Interfacing with terminal programs

Donn Cave donn at u.washington.edu
Tue May 15 12:27:30 EDT 2001


Quoth drifty at bigfoot.com (Drifty):
| I decided to give your suggestion a go, Donn, and I had an unexpecting
| surprise.  The command that we are running is 'sudo nispassword
| <username>'.  I decided to try popen2 to get the file objects and then
| use your suggestion of the fd to read from it.  But when I read from
| it the prompt output straight to the screen when all I was doing was
| write the output to a variable.  I have no clue why it output to the
| screen, but it did.

Nor do I.  That sounds like only a few lines of code, so at some point
if you still want to pursue this on c.l.p, it would be a good idea to
include a few lines of Python that demonstrate the problem.  But my
first guess would be that it's not your code, sudo's prompt actually
does not go to stdout, but rather to stderr, and you didn't really
cause this with the file object to fd change but rather changed
something somewhere else.  If so, you would have to use popen3(),
or make your own Popen3 subclass that dups unit 2 -
     os.dup2(c2pwrite, 1)
 --> os.dup2(c2pwrite, 2)  # add this line.

popen3 exposes you to the peril of a deadlock if you read the wrong
pipe, but you can solve that with select.select().

| I can't try a pty either since they are apparently broken on our
| current install.  I am hoping that when I install Python 2.1 that it
| will fix that and I can see what is causing the problem.
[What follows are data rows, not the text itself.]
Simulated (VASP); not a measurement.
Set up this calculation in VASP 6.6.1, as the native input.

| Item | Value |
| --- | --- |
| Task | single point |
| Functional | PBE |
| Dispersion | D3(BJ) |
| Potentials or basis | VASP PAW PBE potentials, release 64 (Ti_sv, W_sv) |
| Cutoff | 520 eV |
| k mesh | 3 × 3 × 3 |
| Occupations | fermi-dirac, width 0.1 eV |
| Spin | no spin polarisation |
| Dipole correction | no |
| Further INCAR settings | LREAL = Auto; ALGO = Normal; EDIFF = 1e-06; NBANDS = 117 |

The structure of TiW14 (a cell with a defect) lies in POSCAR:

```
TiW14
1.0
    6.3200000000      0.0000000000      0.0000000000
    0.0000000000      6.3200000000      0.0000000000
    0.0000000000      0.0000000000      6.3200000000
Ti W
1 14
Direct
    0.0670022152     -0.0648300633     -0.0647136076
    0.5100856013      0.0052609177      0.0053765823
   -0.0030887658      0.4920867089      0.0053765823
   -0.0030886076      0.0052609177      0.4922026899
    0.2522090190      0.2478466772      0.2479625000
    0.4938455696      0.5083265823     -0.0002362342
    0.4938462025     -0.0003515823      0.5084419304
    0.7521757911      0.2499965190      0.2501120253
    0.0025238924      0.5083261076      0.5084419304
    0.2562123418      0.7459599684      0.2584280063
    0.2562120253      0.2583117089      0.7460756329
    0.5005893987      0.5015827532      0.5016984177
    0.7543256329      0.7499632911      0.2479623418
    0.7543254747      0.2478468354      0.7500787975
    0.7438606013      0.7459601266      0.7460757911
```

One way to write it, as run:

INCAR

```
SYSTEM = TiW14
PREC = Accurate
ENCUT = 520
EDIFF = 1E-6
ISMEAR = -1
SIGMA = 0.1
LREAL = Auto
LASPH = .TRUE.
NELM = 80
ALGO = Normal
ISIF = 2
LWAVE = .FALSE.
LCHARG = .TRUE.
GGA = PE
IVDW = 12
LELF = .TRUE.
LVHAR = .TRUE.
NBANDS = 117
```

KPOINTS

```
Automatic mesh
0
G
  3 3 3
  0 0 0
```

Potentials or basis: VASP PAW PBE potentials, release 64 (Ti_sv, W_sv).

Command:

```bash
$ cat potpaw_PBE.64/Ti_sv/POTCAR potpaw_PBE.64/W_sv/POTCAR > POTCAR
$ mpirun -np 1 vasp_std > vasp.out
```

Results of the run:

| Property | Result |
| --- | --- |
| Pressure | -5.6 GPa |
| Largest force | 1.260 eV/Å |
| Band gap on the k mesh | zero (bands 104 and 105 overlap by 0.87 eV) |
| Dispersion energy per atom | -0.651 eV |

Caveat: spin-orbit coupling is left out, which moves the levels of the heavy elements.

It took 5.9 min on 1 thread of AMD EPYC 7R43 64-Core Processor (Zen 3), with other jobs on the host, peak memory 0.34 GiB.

I have never had to deal with Solaris, but if posix.openpty() doesn't
work in 2.0, I would guess it won't in 2.1 either.  Pty support in
the posix module is pretty much limited to platforms that support the
openpty() API.  That covers a lot of ground, and past that lies an
endless quagmire - see the C code that handles it in Expect, if you
go that way, and you'll see what I mean by that.